Turns out Newman was working on a book with the screenwriter Stewart Stern (“Rebel Without a Cause”), who had conducted extensive interviews with Newman, Woodward, Newman’s first wife Jackie and a number of industry heavyweights who had worked with Newman. For reasons unknown, Newman decided against the book and burned all the audio tapes — but only recently was it discovered that Stern had transcribed the interviews.

Paul and Joanne’s youngest daughter, Clea Newman, contacted Hawke about using these transcripts as the foundation of the documentary. Via video chat, Hawke enlisted the help of George Clooney to read Newman’s “part,” Laura Linney to voice Woodward’s interviews, Zoe Kazan as Newman’s first wife, Jackie, and the likes of Billy Crudup, Sam Rockwell, Karen Allen, Josh Hamilton, Steve Zahn and Vincent D’Onofrio voicing various directors and other associates who played key parts in Newman’s career. (Hawke wisely keeps the actors off-camera, so we can focus on the words and not the performances — and these ARE performances, with Clooney perfectly underplaying Newman so that we forget that’s George Clooney and feel like we’re just listening to Paul Newman. Linney and the rest of the company are equally wonderful.)

Hawke tells the remarkable tale of Newman and Woodward’s personal and professional union in straightforward, chronological fashion, beginning with their first meeting, as understudies in 1953. They would go on to make 16 movies, three Broadway productions and a number of TV shows together, and they were married for a half-century — but it wasn’t all fairy tales and glossy magazine covers. Newman was married to Jackie Witte and they had three young children when he began seeing Woodward — a romance that went on for years before Newman finally divorced Jackie and eventually married Joanne. Newman had a total of six children and, in his own words, was often an absentee father who drank a lot.

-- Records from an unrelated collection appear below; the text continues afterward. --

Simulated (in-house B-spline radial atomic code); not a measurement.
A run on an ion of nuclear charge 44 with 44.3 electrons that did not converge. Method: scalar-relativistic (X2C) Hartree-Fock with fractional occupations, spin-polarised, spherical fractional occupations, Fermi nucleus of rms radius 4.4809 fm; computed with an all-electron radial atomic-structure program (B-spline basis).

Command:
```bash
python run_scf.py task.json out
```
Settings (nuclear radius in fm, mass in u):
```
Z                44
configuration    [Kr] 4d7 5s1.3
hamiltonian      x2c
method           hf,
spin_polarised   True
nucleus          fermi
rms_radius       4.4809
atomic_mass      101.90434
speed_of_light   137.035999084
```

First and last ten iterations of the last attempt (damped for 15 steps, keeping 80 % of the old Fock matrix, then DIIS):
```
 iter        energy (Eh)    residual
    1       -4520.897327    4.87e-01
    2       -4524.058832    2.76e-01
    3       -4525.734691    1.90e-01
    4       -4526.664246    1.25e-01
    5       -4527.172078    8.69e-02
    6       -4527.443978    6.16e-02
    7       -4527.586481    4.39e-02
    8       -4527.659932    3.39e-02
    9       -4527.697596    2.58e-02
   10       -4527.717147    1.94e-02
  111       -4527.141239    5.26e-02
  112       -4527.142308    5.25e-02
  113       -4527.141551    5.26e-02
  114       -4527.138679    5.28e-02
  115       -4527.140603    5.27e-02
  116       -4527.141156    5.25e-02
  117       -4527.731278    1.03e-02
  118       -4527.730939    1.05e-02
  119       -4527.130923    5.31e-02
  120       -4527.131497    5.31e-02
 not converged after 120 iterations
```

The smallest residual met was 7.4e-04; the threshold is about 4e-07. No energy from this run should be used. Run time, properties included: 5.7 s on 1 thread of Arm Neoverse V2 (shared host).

The series also reminds us that for a time, Woodward was at least a big a star as Newman, winning the Academy Award for best actress of 1957 for “The Three Faces of Eve.” She was the more talented “Method” actor of the two, while Newman found himself getting cast for his looks and considered to be second fiddle to the likes of James Dean and Marlon Brando in terms of pure, smoldering talent. Woodward’s career ebbed and flowed as she devoted much of her time to raising her three children and stepchildren, while Newman became the biggest movie star in the world, with a series of great performances in films such as “The Hustler,” “Hud,” “Cool Hand Luke,” “Butch Cassidy and the Sundance Kid” and “The Sting.”

Joanne Woodward and Paul Newman attend a film opening in 2004, four years before Newman’s death. (Peter Kramer/Getty Images)

Still, even after Newman was an established icon, there was a feeling he sometimes held back on the big screen. He was nominated for best actor for “Absence of Malice” in 1981, but when the director Sidney Lumet cast Newman in “The Verdict,” he told Newman he thought his “Malice” performance was phoned-in, and he challenged Newman to dig deep and reveal himself in the part of the alcoholic attorney Frank Galvin in “The Verdict.” The result was arguably the finest and most compelling performance of Paul Newman’s career.

“The Last Movie Stars” is brimming with these types of fascinating glimpses throughout. It’s a great documentary series about two great stars.